High Holidays in Israel - a Local's Perspective
What's it like to celebrate the high holidays in Israel
There’s nothing quite like the high holidays in Israel. From the first night of Rosh Hashana to the end of Sukkot, the atmosphere all across the country simply feels different. In the weeks leading up to Rosh Hashana, everyone parts ways with a friendly “Shana Tova!” (Happy New Year) which, even though I’ve been living in Israel for over ten years, never gets old. Apples and honey are on sale everywhere and companies all across the country have a haramat cosit (literally raising a glass or a toast) to welcome the New Year and hand out gifts to all of their employees. Who doesn’t like getting gifts?
The hot Israeli summer is slowly winding down and the locals are welcoming the brief but refreshing fall season. Days are getting shorter, sleeves are getting longer, blankets are getting thicker and you can truly feel the transition into the new year all around you.

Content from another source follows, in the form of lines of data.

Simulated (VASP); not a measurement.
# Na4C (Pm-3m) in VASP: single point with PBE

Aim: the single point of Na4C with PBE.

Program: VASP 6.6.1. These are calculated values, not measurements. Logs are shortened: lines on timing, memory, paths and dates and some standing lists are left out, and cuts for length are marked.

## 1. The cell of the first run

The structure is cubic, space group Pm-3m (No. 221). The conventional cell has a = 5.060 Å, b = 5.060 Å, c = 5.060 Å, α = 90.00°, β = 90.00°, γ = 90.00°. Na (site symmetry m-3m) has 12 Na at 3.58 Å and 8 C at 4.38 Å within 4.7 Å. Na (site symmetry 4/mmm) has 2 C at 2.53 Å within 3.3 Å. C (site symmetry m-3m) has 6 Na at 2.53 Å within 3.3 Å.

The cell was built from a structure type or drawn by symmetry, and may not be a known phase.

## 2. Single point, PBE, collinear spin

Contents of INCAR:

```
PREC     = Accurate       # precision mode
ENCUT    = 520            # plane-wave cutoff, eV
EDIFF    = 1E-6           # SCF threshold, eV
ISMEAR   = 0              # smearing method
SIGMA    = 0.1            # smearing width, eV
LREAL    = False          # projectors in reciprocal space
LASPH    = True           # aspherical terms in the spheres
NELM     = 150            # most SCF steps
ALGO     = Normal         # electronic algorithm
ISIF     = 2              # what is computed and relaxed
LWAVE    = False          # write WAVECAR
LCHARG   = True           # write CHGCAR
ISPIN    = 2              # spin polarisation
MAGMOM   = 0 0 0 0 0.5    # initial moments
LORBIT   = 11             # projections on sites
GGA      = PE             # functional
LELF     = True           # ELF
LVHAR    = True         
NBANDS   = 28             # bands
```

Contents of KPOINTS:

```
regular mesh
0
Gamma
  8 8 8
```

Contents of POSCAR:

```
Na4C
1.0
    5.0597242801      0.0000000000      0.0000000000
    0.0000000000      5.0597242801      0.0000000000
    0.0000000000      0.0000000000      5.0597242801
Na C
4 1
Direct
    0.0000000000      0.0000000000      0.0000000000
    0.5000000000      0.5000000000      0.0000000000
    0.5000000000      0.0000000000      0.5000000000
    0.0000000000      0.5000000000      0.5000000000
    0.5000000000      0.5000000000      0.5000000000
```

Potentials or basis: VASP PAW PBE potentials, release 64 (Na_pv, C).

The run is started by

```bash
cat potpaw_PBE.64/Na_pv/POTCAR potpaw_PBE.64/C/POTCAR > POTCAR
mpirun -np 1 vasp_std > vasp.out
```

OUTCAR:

Birthright Israel groups are no longer in the country, though the few participants that extended their trips this long may still be wandering the Tel Aviv streets. The lucky few that are still around will get to see the entire country shut down on Yom Kippur and experience this Day of Atonement like never before. It can be an incredibly spiritual day, and with synagogues on pretty much every corner, there’s no shortage of places to pray, atone for one’s sins, and take in the feeling of community. It can also be a very freeing day. No stores, no TV or radio stations, and no restaurants or cafes are open. There are no cars on the streets except for the occasional ambulance or police patrol car. Kids and adults alike take to the streets with their bikes and ride carefree throughout the cities around the country. One of the most popular and challenging routes done on this day is riding on the usually extremely busy Road 1 from Tel Aviv to Jerusalem. A favorite spot for selfies is on the completely empty Ayalon Highway which is usually filled with bumper to bumper traffic.
Finally, Sukkot is another holiday that is not to be missed in Israel. Not only do families, both religious and secular, build a sukkah in their yard or even in the small area in front of their apartment building, but also restaurants and coffee shops add one to their outdoor seating area. Since it’s considered a mitzvah to dwell inside of a sukkah during the holiday, there’s no shortage of sukkot (the plural of sukkah) to sit in and feast in. You see parents walking with their children to synagogue with their lulav and etrog in hand, and you just can’t help to get into the holiday spirit. This is also a time where there is no school, so the week of Sukkot, families are taking advantage of the holiday and hiking or having a picnic in one of Israel’s hundreds of national parks.
The high holidays are an incredibly unique time in Israel, and even if you can’t make it here this year, you should definitely try to experience it once in your lifetime.